The Tower of Nonza (Corsican: Torra di Nonza) is a Genoese tower located in the commune of Nonza (Haute-Corse) on the coast of Corsica. The tower sits at an elevation of 155 metres (509 ft) in the village of Nonza on the west coast of Capicorsu.
The tower was one of a series of coastal defences built by the Republic of Genoa between 1530 and 1620 to stem the attacks by Barbary pirates.[1] The exact date of construction is not known but the tower is included in a list compiled by the Genoese authorities in 1617 where it is recorded as being guarded only at night.[2]
The tower of Nonza is famous for its siege in 1768, during the war between Pasquale Paoli's independent Corsica and France. The troops protecting the village of Nonza had been taken prisoner by the French forces north of the village, but the commander of the troops remained in the tower. It is said that he managed to make the French troops believe in a fierce resistance during the siege so that they would agree to his conditions for surrender, which were to let him join the rest of Paoli's troops and grant him the military honours. When he came out of the tower alone, the French commander, stunned, asked where the troops were. He is said to have answered: "here is the commander and the troop".[3]

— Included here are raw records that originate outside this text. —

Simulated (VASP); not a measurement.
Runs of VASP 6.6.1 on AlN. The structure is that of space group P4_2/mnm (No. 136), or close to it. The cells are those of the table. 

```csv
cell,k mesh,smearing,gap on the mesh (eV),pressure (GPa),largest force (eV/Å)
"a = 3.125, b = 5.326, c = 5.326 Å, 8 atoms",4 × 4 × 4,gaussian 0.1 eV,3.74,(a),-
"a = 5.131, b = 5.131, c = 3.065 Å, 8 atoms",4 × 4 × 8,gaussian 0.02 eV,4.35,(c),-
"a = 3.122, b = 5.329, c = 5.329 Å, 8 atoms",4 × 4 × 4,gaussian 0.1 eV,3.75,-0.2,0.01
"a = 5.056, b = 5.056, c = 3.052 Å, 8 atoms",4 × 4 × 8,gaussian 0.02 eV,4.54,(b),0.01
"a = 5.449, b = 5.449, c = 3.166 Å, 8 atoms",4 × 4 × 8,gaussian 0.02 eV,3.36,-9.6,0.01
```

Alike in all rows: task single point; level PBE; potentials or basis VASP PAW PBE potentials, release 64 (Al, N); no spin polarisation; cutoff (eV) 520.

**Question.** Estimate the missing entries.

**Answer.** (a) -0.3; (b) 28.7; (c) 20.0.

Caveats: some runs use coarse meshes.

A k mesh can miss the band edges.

^Graziani, Antoine-Marie (2000). "Les ouvrages de défense en Corse contre les Turcs (1530-1650)". In Vergé-Franceschi, Michel; Graziani, Antoine-Marie (eds.). La guerre de course en Méditerranée (1515-1830) (in French). Paris: Presses de l'Université Paris IV-Sorbonne. pp. 73–144. ISBN2-84050-167-8.
^Graziani, Antoine-Marie (1992). Les Tours Littorales (in French and Italian). Ajaccio, France: Alain Piazzola. p. 136, no. 67. ISBN2-907161-06-7.